The interesting ones here are **true positives, false positives, false negatives, false labels** and the derived **precision, recall, f-score**.

In [None]:
def get_confusion(lang: str,
                    pred_path: str,
                    gold_path: str,
                    datasplits: List[str],
                    labelled: bool = True,
                    direction: bool = True
                    ):
    "prints evaluation measures and returns a dictionary with the eval counts and the conf-matrix"
    v = load_vocab(lang + "_vocabs.pickle")
    pred_sentences = {}
    gold_sentences = {}
    results = {fl: [] for fl in flavours}
    for fl in flavours:
        xs = "/".join([pred_path, fl])
        gxs = "/".join([gold_path, fl])
        pred_sentences[fl] = []
        gold_sentences[fl] = []
        for ds in datasplits:
            pred_sentences[fl].extend([(sen, sen.make_matrix("scope", label=True, w2i=v.scoperels.w2i))
                                    for sen in cd.read_col_data(xs + "/1/" + ds + ".pred")])
            gold_sentences[fl].extend([(sen, sen.make_matrix("scope", label=True, w2i=v.scoperels.w2i))
                                    for sen in cd.read_col_data(gxs + "/" + ds)])
            
    i2w = v.scoperels.i2w
    for fl_i, fl in enumerate(flavours):
        gss, gms = zip(*gold_sentences[fl])
        pss, pms = zip(*pred_sentences[fl])
        c = cf.confuse(gms, pms, i2w)
        for i in range(4, len(c)):
            results[fl].append(cf.fscore(i, c)[:-3])
        results[fl] = (np.array(results[fl], dtype=int), c)

    return results

###
# save the results and confusion matrices in separate dictionaries
all_results = {}
all_confusions = {}
for lang in languages:
    print(lang)
    all_results[lang] = {}
    all_confusions[lang] = {}
    results = get_confusion(lang, "/".join([experiments, lang]), "/".join([data, lang]), [dev, test])
    for flavour in results:
        all_results[lang][flavour] = results[flavour][0]
        all_confusions[lang][flavour] = results[flavour][1]
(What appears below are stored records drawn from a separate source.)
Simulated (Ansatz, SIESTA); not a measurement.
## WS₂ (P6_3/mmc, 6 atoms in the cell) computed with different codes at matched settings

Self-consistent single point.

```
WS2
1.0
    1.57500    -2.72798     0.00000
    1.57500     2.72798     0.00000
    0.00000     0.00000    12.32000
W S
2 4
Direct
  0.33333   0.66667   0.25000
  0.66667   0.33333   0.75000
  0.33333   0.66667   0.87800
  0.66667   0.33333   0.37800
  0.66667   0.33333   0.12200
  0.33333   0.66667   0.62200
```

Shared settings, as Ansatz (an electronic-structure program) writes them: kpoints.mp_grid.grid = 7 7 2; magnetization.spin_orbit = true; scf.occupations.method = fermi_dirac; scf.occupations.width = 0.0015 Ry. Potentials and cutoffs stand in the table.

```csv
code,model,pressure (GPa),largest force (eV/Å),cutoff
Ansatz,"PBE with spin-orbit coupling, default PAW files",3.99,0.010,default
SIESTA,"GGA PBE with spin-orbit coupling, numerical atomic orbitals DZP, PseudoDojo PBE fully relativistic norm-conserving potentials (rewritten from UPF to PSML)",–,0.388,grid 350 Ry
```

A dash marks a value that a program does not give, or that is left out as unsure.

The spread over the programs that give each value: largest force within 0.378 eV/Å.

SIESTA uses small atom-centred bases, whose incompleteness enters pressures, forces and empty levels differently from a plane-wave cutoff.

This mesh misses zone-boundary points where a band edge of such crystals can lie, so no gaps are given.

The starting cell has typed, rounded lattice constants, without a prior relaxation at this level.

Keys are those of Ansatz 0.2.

#### Two types of flavours
Two types of flavours to make some comparisons easier.

In [None]:
general_flavours = [fl for fl in flavours if "inside" not in fl]
inside_flavours = [fl for fl in flavours if "inside" in fl]

Compare flavours pairwise for each language and take the difference between their evaluation counts.
The matrices are colour-coded according to their labels they represent.
This way we get an idea on how they directly compare to each other.
Comparing `general_flavours` with `inside_flavours` can be confusing due to their different label sets.

In [None]:
for lang in languages:
    v = load_vocab(lang + "_vocabs.pickle")
    labels = list(v.scoperels.w2i.keys())[4:]
    print(lang)
    for a,b in it.combinations(flavours, 2):
        print(a, " || ", b)
        m = all_results[lang][a] - all_results[lang][b]
        for i in range(len(m)):
            if (m[i] == 0).all():
                continue
            print("\t" , lbl_colors[labels[i]] + str(m[i]) + Style.RESET_ALL)
        print("\t", np.sum(m, 0), end="\n\n")

In [None]:
def colored_sentence(sentence, l2c):
    "print sentences and their graphs flatly encoded by colour to make simple comparisons easier"
    output = []
    for token in sentence:
        if token.scope:
            if len(token.scope) > 1:
                output.append("(")
                for _, l in token.scope:
                    output.append(l2c[l] + token.form + Style.RESET_ALL)
                    output.append("|")
                output.pop(-1)
                output.append(") ")
            else:
                output.append(l2c[token.scope[0][1]] + token.form + Style.RESET_ALL)
                output.append(" ")
        else:
            output.append(token.form)
            output.append(" ")
    return "".join(output)

# should proably be used to print into files, instead of blowing up the notebook
with open("test.out", "w") as f:
    print(colored_sentence(sentence, lbl_colors), file=f)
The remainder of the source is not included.